Frustrations continued to flare last week at the Santa Barbara City College Board of Trustees meeting. More than 100 concerned Adult Education students and faculty turned out late Thursday afternoon to bemoan the administration’s recent decision to cancel a vast majority of their summer offerings in the name of fiscal prudence, and to criticize the manner in which the decision was made. In fact, many in attendance — taking their cue from an official message on the school’s Web site for much of the past month — thought the meeting was going to see the trustees actually deliberate about and vote on the summer course cuts, but rather, as the afternoon turned to evening, it was apparent to all in attendance that the decision had been made prior to the public event. Lynda Fairly, the former head of SBCC’s Adult Ed program, took the board and the current administration to task during an emotional round of public comment. “Our program is truly cherished in this community … But the problem today is shared governance — we don’t have it.”

Interestingly enough, representatives from both the Associated Continuing Education Students (ACES) group and the SBCC Continuing Ed Teachers Association also spoke during public comment, crying foul about the decision and formally withdrawing their support for it after recently finding out the school currently enjoys a several-million-dollar-strong budget surplus after cancelling classes last year and converting dozens of offerings from free to fee-based this past winter. “We have a budget surplus, we have ample reserves, yet the cuts and cancellations continue,” said ACES representative Marsha Croninger. “This is an educational institution — this isn’t a bank.”

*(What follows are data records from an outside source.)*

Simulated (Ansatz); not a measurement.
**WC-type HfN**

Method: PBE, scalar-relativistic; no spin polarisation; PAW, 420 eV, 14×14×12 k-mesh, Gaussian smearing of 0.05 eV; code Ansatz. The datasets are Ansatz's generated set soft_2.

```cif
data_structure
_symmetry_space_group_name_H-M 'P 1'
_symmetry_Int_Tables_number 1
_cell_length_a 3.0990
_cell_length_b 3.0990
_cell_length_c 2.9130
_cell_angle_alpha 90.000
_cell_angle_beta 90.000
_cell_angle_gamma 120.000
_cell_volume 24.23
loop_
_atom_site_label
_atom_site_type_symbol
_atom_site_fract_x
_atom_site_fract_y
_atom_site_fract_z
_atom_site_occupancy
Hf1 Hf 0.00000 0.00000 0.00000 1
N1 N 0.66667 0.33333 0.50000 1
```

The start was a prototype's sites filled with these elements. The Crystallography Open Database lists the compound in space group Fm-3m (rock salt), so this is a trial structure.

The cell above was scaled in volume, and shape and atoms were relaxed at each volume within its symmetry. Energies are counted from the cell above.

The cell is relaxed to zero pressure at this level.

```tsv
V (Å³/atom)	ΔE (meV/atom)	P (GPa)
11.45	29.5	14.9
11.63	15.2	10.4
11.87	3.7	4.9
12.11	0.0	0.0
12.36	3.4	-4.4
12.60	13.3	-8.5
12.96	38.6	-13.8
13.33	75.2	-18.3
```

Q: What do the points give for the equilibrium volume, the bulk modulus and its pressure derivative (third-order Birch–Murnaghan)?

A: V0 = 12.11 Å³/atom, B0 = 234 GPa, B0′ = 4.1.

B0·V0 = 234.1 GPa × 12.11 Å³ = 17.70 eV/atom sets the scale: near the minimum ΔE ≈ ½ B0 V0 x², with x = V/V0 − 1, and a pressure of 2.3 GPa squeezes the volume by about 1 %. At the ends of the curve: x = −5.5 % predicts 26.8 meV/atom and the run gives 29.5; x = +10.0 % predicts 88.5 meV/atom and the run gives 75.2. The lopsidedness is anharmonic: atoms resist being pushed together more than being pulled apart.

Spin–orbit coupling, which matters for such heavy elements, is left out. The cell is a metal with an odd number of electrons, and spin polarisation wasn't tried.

For their part, both SBCC President Andreea Serban and several of the trustees, pointing to the many hundreds of course offerings slated for when classes resume in the fall, bristled at the notion that the school does not support Adult Ed. As for the recent revelation that projections of a budget deficit are in fact multimillion-dollar surpluses, Serban explained that the extra dough is a much-needed blessing given the current state of economics in Sacramento and the possibility that the school will not receive its monthly apportionment payments this summer and into the fall should budget talks stall.